By Kate Garber and Mohammad Eazaz Khan, SNL Financial staff writers
Home equity loans and lines of credit at large banks declined again during the first quarter of 2016, as both borrowers and lenders continue to rethink the post-crisis HELOC product.
The first three months of 2016 marked the 29th consecutive quarter of declines in home equity loans and lines of credit in the banking industry. The aggregate balance among U.S. banks and thrifts dropped 1.81% to $523.68 billion as of March 31, according to SNL Financial data.
The large base of HELOCs, a "hangover from the financial crisis," has "locked into maturation," said Vining Sparks analyst Marty Mosby. More of these loans are being paid off and the post-crisis, redesigned version of the product has not been able to originate new loans fast enough to counterbalance that decline, he added.
The four largest U.S. banks and many superregional banks top the list again of institutions with the largest declines in the first quarter of 2016 because of the large portfolios of HELOCs that they accumulated when the product was a key part of their consumer lending business, according to Mosby.
"They built up those big portfolios and they're still getting payoffs and paydowns that are still outpacing their ability to originate," he said.
Before the housing crisis, borrowers were encouraged to draw and spend the funds from their lines of credit, said Guy Cecala, CEO of Inside Mortgage Finance. Now, they are more of a specialized product for banks and a tool for borrowers who want to do home improvement projects, Mosby said.

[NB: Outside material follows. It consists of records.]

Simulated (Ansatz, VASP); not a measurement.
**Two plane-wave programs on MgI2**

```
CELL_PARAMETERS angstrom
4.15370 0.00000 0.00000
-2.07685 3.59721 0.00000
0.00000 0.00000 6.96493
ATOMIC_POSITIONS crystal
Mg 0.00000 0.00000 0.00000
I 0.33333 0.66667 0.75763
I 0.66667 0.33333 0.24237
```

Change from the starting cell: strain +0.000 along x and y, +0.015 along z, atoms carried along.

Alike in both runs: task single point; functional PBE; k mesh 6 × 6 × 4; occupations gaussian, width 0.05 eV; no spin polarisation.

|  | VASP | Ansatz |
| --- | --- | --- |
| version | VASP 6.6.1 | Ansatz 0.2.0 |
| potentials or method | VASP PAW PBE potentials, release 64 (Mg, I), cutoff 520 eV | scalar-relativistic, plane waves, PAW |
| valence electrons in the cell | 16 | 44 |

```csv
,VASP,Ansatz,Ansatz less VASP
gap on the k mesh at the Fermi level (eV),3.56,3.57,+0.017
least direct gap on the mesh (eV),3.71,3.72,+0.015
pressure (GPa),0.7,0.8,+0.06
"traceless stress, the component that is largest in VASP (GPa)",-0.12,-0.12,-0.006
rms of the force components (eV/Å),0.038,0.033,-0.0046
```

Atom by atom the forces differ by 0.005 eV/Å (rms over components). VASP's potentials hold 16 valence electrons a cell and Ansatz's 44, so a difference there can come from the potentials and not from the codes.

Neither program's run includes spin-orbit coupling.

"People also thought that home price appreciation was going to go on forever and never really worried about it," Cecala pointed out. "People now recognize there's no guarantee your home is going to appreciate and they're looking at it more as a loan that has to be paid back or at least paid down at some point."
In the current environment, lenders are also more attuned to the need for a system that enables customers to repay HELOCs instead of maintaining them, Cecala said. He said that before the housing crisis, most lenders exclusively offered an interest-only option for making payments. Now, most banks offer three ways to pay down a HELOC, he said. Cecala said that the two other paydown options allow borrowers to choose interest-only
Still, Cecala said that most banks are hoping to ramp up their HELOC originations. Due to a fairly flat mortgage lending market so far in 2016, financial institutions are looking to related areas to boost volume, he said.
Amid a generally positive tone in the U.S. housing market and rising home prices, some banks are optimistic. During the bank's April 14 earnings call, Bank of America Corp. CEO Brian Moynihan said that home equity has "kicked back up a little bit" because people see equity in their homes.
Mosby said that residential real estate is growing, particularly in the one- to four-family space which has "turned a corner."
"HELOC is still kind of working through the overhang from the financial crisis and the overemphasis that was so significant back before the downturn," he added.